I rated Lowe well enough to be an AB. Remember we were picking the likes of George Bridge above such players so theres no disputing a lot of bad decisions have been made by those last two coaches. Does a team like the ABs need a finicky winger who you have to adapt and change a lot of your style with to get benefit from? No, not really. But he still would have been a basic improvement on players like even Savea at the tail of his career, Bridge, and could even have converted into the answer of replacing Beauden at the back. Instead we persisted with NMS, Naholo, Havili, Reece, all players we would have cared even less about losing and all because Rieko had Lowe's number 11 jersey nailed down.


He was of course only 23 when he decided to leave, it was back in the beggining of the period they had started retaining players (from 2018 onwards I think, they came out saying theyre going to be more aggressive at some point). So he might, all of them, only just missed out.

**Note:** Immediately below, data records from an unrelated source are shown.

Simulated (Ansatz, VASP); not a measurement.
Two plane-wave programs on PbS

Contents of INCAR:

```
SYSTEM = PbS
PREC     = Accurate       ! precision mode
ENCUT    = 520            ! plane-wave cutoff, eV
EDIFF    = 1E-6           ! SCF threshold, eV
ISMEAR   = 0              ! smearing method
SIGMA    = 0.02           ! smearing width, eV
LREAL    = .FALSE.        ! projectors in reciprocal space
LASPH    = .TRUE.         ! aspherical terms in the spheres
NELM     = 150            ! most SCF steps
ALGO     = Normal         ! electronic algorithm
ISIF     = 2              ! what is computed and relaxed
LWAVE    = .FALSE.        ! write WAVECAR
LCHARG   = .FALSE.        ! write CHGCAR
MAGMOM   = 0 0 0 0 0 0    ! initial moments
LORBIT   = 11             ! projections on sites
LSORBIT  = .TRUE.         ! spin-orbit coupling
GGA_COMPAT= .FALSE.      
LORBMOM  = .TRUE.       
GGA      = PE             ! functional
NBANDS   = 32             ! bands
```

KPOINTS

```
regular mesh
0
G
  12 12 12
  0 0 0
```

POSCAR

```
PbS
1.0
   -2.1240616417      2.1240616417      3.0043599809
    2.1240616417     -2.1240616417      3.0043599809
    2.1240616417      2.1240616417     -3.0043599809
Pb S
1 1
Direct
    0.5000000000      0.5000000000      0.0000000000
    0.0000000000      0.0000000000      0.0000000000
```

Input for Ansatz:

The main point that Ed made is that situations like Lowe's, Aki's, JGP's, aren't going to happen in future. That's a bit of a "NZ" only problem, because those players need to reach such a high standard to be chosen by the All Blacks, were as a country like Ireland wants them a lot earlier like that. This is basically the 'ready in 3 years' concept Ireland relied on, versus the '5 years and they've left' concept' were that player is now ready to be chosen by the All Blacks (given a contract to play Super, ala SBW, and hopefully Manu).


The 'mercenary' thing that will take longer to expire, and which I was referring to, is the grandparents rule. The new kids coming through now aren't going to have as many gp born overseas, so the amount of players that can leave with a prospect of International rugby offer are going to drop dramatically at some point. All these kiwi fellas playing for a PI, is going to stop sadly.


The new era problem that will replace those old concerns is now French and Japanese clubs (doing the same as NRL teams have done for decades by) picking kids out of school. The problem here is not so much a national identity one, than it is a farm system where 9 in 10 players are left with nothing. A stunted education and no support in a foreign country (well they'll get kicked out of those countries were they don't in Australia).


It's the same sort of situation were NZ would be the big guy, but there weren't many downsides with it. The only one I can think was brought up but a poster on this site, I can't recall who it was, but he seemed to know a lot of kids coming from the Islands weren't really given the capability to fly back home during school xms holidays etc. That is probably something that should be fixed by the union. Otherwise getting someone like Fakatava over here for his last year of school definitely results in NZ being able to pick the cherries off the top but it also allows that player to develop and be able to represent Tonga and under age and possibly even later in his career. Where as a kid being taken from NZ is arguably going to be worse off in every respect other than perhaps money. Not going to develop as a person, not going to develop as a player as much, so I have a lotof sympathy for NZs case that I don't include them in that group but I certainly see where you're coming from and it encourages other countries to think they can do the same while not realising they're making a much worse experience/situation.